You can use an UDF like the one bellow to deal with the NULLs.
register 'mypiggybank.jar';
define Nvl piggybank.Nvl();
input_lines = LOAD 'test_Nvl.in' AS (line:chararray);
describe input_lines;
dump input_lines;
new_list = FOREACH input_lines GENERATE Nvl(line, 'n/a');
describe new_list;
dump new_list;
-- eof
package piggybank;
import java.io.IOException;
import org.apache.pig.EvalFunc;
import org.apache.pig.data.Tuple;
public class Nvl
extends EvalFunc<String>
{
public String exec(Tuple inputA)
throws IOException
{
try
{
String inputVal = (String)inputA.get(0);
String defaultVal = (String)inputA.get(1);
if(inputVal == null || inputVal.length() == 0)
{
return defaultVal;
}
return inputVal;
}
catch(Exception e)
{
// Throwing an exception will cause the task to fail.
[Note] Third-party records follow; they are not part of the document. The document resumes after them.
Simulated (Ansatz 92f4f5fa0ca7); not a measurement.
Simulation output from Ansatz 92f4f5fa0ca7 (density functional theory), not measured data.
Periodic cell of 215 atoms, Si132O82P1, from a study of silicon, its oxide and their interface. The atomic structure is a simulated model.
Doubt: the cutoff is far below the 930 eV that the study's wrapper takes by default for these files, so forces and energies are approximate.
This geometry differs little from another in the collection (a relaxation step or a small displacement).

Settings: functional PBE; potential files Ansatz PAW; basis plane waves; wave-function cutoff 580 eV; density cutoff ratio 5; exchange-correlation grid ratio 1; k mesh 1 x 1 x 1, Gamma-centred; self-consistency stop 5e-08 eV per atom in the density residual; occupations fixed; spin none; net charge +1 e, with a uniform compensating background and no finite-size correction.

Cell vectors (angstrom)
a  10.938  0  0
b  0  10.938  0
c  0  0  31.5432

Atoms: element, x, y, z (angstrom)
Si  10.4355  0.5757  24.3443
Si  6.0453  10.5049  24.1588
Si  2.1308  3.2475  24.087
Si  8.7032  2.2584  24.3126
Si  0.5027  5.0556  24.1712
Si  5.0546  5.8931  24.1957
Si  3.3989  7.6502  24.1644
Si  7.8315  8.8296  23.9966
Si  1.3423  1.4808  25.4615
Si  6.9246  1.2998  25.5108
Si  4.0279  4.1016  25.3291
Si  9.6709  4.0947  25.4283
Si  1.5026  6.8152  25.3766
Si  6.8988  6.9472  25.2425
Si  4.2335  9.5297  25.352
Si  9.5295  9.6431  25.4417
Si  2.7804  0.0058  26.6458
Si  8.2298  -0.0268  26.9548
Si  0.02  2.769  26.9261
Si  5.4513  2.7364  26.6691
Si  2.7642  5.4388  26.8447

throw new IOException("Something bad happened!", e);
}
}
}
// eof
>________________________________
> From: Mario Lassnig <[email protected]>
>To: [email protected]
>Sent: Thursday, June 7, 2012 7:37:36 AM
>Subject: Replace null with string
>
>Hello,
>
>I'm having a lot of null entries in my data. Due to later processing it would
>be very helpful if I could set a default value for null to be the string
>"other". I couldn't find a way to do this (version 0.8.1-cdh3u4)
>
>Also, I have some variables in my GENERATE statements that can potentially
>return null, and I would need something similar to the SQL DECODE function to
>get the "other" string instead of null.
>
>Example:
>
>tmp = FOREACH dump GENERATE site, REGEX_EXTRACT(name, '^(?:([^.]+)\\.?){1}',
>1) AS project, ((ami MATCHES '.*datatype.*') ? REGEX_EXTRACT(name,
>'^(?:([^.]+)\\.?){5}', 1) : 'other') AS datatype, ami, duid, nbfiles, length,
>rnbfiles, rlength, name;
>
>Here: 'site' and 'datatype' could return an empty string (which is valid) and
>is interpreted as null, but should be "other" instead.
>
>Thanks a lot,
>Mario
>
>
>